Home | About | Sematext search-lucene.com search-hadoop.com
 Search Hadoop and all its subprojects:

Switch to Threaded View
HBase, mail # user - Use of MD5 as row keys - is this safe?


Copy link to this message
-
Re: Use of MD5 as row keys - is this safe?
Michel Segel 2012-07-22, 12:00
http://en.wikipedia.org/wiki/SHA-1

Check out the comparisons between the different SHA algos.

In theory a collision was found for SHA-1, but none found for SHA-2 does that mean that a collision doesn't exist? No, it means that it hasn't happened yet and the odds are that it won't be found. Possible? Yes, however, highly improbable. You have a better chance of winning the lotto...

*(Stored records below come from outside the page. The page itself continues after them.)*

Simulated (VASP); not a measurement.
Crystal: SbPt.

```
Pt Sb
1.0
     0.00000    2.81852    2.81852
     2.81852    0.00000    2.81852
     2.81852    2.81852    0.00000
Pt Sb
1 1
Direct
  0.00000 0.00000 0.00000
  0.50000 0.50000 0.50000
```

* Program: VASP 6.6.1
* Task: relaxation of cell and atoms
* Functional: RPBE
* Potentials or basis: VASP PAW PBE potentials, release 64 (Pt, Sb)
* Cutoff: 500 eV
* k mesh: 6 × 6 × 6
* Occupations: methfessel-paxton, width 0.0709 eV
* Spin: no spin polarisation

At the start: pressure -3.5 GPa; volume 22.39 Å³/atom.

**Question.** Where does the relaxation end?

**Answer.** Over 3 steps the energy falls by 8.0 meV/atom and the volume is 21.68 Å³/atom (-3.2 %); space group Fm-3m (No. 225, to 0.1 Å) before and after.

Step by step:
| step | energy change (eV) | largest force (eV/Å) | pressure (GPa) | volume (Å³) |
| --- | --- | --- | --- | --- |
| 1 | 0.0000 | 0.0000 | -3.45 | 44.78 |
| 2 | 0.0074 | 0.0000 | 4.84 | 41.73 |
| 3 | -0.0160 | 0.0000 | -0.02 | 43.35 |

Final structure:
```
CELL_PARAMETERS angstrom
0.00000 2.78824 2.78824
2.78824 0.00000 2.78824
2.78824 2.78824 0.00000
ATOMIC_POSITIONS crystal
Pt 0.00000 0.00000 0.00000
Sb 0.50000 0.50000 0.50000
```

The point was that if you are going to hash your key,then concatenate the initial key, you would be better off looking at the SHA-1 option. You have to consider a couple of factors...
1: availability of the algo. SHA-1 is in the standard java API and is readily available.
2: speed. Is SHA-1fast enough? Maybe, depending on your requirements. For most, I'll say probably.
3: Size of Key. SHA-1 is probably be smaller than having an MD-5 hash and the original key added.

Just food for thought...

Sent from a remote device. Please excuse any typos...

Mike Segel

On Jul 20, 2012, at 3:35 PM, Joe Pallas <[EMAIL PROTECTED]> wrote:

>
> On Jul 20, 2012, at 12:16 PM, Michel Segel wrote:
>
>> I don't believe that there has been any reports of collisions, but if. You are concerned you could use the SHA-1 for generating the hash. Relatively speaking, SHA-1is slower, but still fast enough for most applications.
>
> Every hash function can have collisions, by definition.  If the correctness of your design depends on collisions being impossible, rather than very rare, then your design is faulty.
>
> Cryptographic hash functions have the property that it is computationally hard to create inputs that match a given output.  That doesn’t in itself make cryptographic hash functions better than other hash functions for avoiding hot-spotting.  (But it does usually make cryptographic hash functions more expensive to compute than other hash functions.)
>
> You may want to look at <http://www.strchr.com/hash_functions>  and <http://programmers.stackexchange.com/questions/49550/which-hashing-algorithm-is-best-for-uniqueness-and-speed/145633#145633>.
>
> Hope this helps,
> joe
>
>